Hopefully can restore some civility
I made some charts of rolling returns.
The data is taken from Simba’s spreadsheet and adjusted for inflation. Note: it is hard to perfectly replicate a PP in his spreadsheet because the long bonds are not volatile enough. So, for cash I used a 2 year Treasury fund to help compensate for the lack of duration in the long bond fund. Also, the PP calls for 35%/15% rebalancing bands, but Simba’s spreadsheet assumes annual rebalancing. All of these little details are unlikely to make a material difference, but I am a big fan of full disclosure.
The 60/40 achieved a 4.74% annualized real rate of return from 1972-2010 and the PP returned 4.93%. So, the overall CAGR is a basically a tie, this battle will have to be settled in how the portfolios manage risk.

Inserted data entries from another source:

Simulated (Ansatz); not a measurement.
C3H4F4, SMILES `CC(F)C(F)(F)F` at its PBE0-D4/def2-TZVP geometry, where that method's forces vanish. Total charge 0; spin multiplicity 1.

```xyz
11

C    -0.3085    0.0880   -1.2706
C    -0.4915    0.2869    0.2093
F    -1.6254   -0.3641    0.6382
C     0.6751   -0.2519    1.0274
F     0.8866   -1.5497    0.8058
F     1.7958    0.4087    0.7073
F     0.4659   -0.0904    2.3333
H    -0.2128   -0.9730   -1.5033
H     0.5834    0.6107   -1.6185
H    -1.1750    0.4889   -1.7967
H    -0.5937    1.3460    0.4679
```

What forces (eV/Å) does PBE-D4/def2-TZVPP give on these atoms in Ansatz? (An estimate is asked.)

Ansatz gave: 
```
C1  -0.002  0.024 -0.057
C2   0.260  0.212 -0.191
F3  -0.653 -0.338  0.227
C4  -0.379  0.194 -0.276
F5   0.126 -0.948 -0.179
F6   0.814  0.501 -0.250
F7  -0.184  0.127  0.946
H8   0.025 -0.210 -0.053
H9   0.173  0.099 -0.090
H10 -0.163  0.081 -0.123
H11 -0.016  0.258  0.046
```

60/40 Highest 5 Year Real Rate of Return: 16.4%
60/40 Lowest 5 Year Real Rate of Return: -4.4%
PP Highest 5 Year Real rate of Return: 9.8%
PP Lowest 5 Year Real Rate of Return: 1%
60/40 Highest 10 Year Real Rate of Return: 11%
60/40 Lowest 10 Year Real Rate of Return: -1.4%
PP Highest 10 Year Real rate of Return: 6.3%
PP Lowest 10 Year Real Rate of Return: 3.4%
I think these charts tell a truly honest story for what it is like to be an investor in either portfolio. We can clearly see that the PP is not perfect, but it has significantly less variability in real returns.